Forget-me-not: The Importance of Retrieval Practice in English

Unusually for the English specialist, I am going to start this blog off with one of my favourite graphs.

This simple little diagram really changed my thinking around the curriculum when I first saw it, and to my shame, it was probably only about five years ago that it happened. Considering it is a piece of research which first appeared in 1885, it really highlighted how much I needed to raise my game in terms of educational research.

My own failings aside, let me explain why this little graph is so important. What is outlined by Ebbinghaus in his 'forgetting curve' here, is the rate at which information is lost following the teaching sequence. It looks a bit demoralizing for teachers as we see that in a matter of 31 days, all that remains of our hard work is 21% retained by the learner. We are working our socks off to effectively teach students and yet much of that information may be eroded over what is a relatively short period of time.

However, the information does not disappear completely, and the picture isn’t that bleak when you look at the new graph below.

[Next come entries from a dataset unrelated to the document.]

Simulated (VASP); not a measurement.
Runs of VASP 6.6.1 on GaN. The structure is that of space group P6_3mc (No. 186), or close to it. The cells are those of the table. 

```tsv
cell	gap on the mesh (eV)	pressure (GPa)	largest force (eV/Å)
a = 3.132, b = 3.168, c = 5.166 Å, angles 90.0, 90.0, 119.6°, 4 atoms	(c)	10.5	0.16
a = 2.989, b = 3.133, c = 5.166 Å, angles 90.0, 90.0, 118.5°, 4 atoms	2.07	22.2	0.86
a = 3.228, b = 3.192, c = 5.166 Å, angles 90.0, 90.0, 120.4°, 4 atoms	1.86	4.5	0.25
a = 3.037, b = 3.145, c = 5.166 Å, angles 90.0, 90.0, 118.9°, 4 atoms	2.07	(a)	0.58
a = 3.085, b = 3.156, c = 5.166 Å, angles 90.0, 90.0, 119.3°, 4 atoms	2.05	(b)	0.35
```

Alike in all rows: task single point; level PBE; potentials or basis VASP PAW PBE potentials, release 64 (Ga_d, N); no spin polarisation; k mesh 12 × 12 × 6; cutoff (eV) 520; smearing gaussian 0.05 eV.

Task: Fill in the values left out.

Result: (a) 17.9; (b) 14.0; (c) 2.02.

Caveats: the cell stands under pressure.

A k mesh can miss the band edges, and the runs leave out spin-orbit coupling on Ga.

Whilst the information we learn does seem to drift from our immediate memory and we begin to struggle to recall information over a period of time, we can do something about it. This can work in our favour in the classroom. If we disrupt this ‘forgetting curve’ at regular intervals, revisiting key information at different points, we can ensure that the information is retained. Furthermore, not only does this enable students to retain this information for longer, but there is also evidence that the speed of retrieval also increases. This means that some key information students can retrieve information quickly, efficiently and for a longer period of time. No longer will we have a situation where students walk into an exam, regurgitate it all onto the page and forget it forever. No, instead we will have students remembering this key information for years to come.

So, what does this mean in the English classroom?

Well, first I think it reminds us to look at the curriculum and deciding on the most important information we need students to retain over time. This should be in each unit, each term, and each year. We then need to plan how to revisit this in a meaningful way. This is different to the process of recapping, as we want to ensure students are having to think hard in order to retrieve, and ideally retrieve it with only a few prompts. Revision questions, 3, 5 or 10, as appropriate to your context, are the easiest way to drill down to this, and including some of these in the in the lessons will allow teachers and students to identify gaps and include reteaching or review as part of the process.

For example, if I were teaching Macbeth in Year 10, I would want to make sure that I regularly got students to retrieve key facts about the play, including plot, character and key quotes. However, I would also want to retrieve points from their earlier learning, for example from key stage three where they had studied another tragedy by Shakespeare or points about writing techniques other writers would use. Some of the same questions would be used on rotation, or some slight rewording of a question would be included to ensure students were really having to think about the response. For example, ‘how is Macbeth presented in Act 1, scene 2?’ and ‘what is Duncan’s view of Macbeth near the start of the play?’ It is important they think hard about it and don’t get too familiar with the responses as you develop this. As Daniel Willingham has told us on more than one occasion ‘memory is the residue of thought’ so if the students aren’t challenged as the questions are too familiar, we are not getting their memory activated. The same is true on the use of notes and materials. We want to generate deeper understanding and learning; we need to ensure students are working hard in their thought processes. This is even more important than them producing reams of essay, something else I wish I had known about much earlier in my career. It would have saved on the marking.

The other element of retrieval is that when we ask students to access something from the prior learning or their existing schemas, information becomes linked to what students already know, make the retention much stronger. Fragmented knowledge is much harder to retain (try remembering 1, 0, 6, 6, 1, 9, 18 without making a link to 1066 and the Battle of Hastings or 1918 and the end of the First World War), so linking things to what we already know or clustering information together into patters or groups will be a much more powerful way to learn. This also has implications for teaching things like grammar discretely; it will take us up to a point, but without seeing apostrophes and embedded clauses in action students are likely to forget what they are. Better still, get them to use them.

Dylan Wiliam, Professor of Education at UCL and author, has been known to say that cognitive load theory is the most important piece of research teachers can know, however, I would argue we should return to Ebbinghaus. I have shared it with staff and students alike and each time I see a little light bulb moment. There is so much to explore beyond the initial research through and there is a wealth of information about how you can use this to really ensure our students are learning. This could be a gateway to lots more exploration of what will really work for our students.